Thursday, November 27, 2014


Adj. "Someone who is so incredibly douchey, that they are entertaining for that reason alone." I posted this definition of Facebook yesterday, but it occurred to me that the promise of Thanksgiving might not bring enough personally known douches. If you are craving someone douchealicious and your own Thanksgiving is falling short, may I present to you O.H.M.'s list of top five celebrity douches that you can Google to your heart's content:

1. Adam Levine: This greasy frontman from Maroon 5 (a.k.a. the worst band ever to strike a chord of music) in his mid-late thirties has a celebrity fragrance and bonked a series of Victoria Secrets Angels before settling on one who is 24 years old and has the word "hottie" as part of her actual NAME.

2. Kimye: The author of a 1,000 page selfie photo collection and the coiner of the phrase "Ima letchoo finish Taylor Swift" got married and had a baby named North West. The end.

3. Bret Michaels: See prior post titled "Paean to Bret Michaels"

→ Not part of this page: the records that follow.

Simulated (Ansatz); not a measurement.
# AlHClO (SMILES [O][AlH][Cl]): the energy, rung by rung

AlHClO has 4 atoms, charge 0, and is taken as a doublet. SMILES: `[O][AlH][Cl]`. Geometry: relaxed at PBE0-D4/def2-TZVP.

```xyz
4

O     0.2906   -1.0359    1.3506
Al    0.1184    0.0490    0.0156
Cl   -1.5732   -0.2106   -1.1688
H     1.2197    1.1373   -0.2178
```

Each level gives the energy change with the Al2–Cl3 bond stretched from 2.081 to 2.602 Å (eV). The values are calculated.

4. Rush Limbaugh: This porcine, human incarnation of a pulled pork sandwich is sure to prompt scintillating conversation at any Thanksgiving with his deliciously awful brew of racist, sexist, homophobic, and all around socio-politically vile vitriol.

5. Gwenyth Paltrow: Someone who tells everyone that they need to do hot yoga with a personal trainer every day and put a wood burning pizza oven in their backyard while doing weekly juice cleanses. Because clearly, everyone can do that so easily! It's simple! (see prior post titled, "Simple.").